Students mailing lists: 6897-students@theory, 6.897-students@theory

Schedule, handouts, papers, and notes

Course Goals and Summary:

Fault-tolerance is one of the most established but yet actively researched subject areas of distributed computing. The interest in the subject is motivated by an ever growing popularity of distributed systems where robustness represents a major concern due to the inherent vulnerability to component failures and malicious attacks. This course is aimed to introduce the students to the principles of fault-tolerance in distributed systems covering both current state of the art and providing a glimpse into the research frontiers.
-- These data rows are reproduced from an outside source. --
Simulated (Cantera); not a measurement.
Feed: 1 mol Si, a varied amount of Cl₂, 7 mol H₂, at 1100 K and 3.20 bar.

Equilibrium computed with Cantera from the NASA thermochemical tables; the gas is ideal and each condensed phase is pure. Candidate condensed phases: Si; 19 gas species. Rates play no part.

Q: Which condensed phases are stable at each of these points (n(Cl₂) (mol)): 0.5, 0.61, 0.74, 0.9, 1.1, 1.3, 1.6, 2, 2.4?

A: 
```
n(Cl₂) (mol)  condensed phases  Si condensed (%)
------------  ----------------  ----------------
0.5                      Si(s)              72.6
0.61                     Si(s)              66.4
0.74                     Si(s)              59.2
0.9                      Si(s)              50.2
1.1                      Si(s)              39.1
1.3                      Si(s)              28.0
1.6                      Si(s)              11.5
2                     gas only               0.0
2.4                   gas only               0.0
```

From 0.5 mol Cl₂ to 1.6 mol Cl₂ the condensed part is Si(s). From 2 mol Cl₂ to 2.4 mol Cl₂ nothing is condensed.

To make the exposition self-contained we will start by reviewing fundamental concepts and classical results in distributed fault-tolerance. We will cover computation and failure models as well as basic algorithms and impossibility results. Wherever possible, the material will be presented from the modern perspective, giving the up-to-date outlook at the classical problems. The second part will be dealing with recent advances, current research and open problems in the field. The topics to be discussed will include (but will not necessarily be limited to) approaches to circumventing impossibility results, computing with unreliable storage and fault-tolerance in dynamic systems.

The course will combine lectures (the first part) with student presentations (the second part). The first part might be accompanied by a few theoretical exercises whose objective will be to reinforce the material studied in class. There'll be also a possibility for doing a practical project or working on an open problem.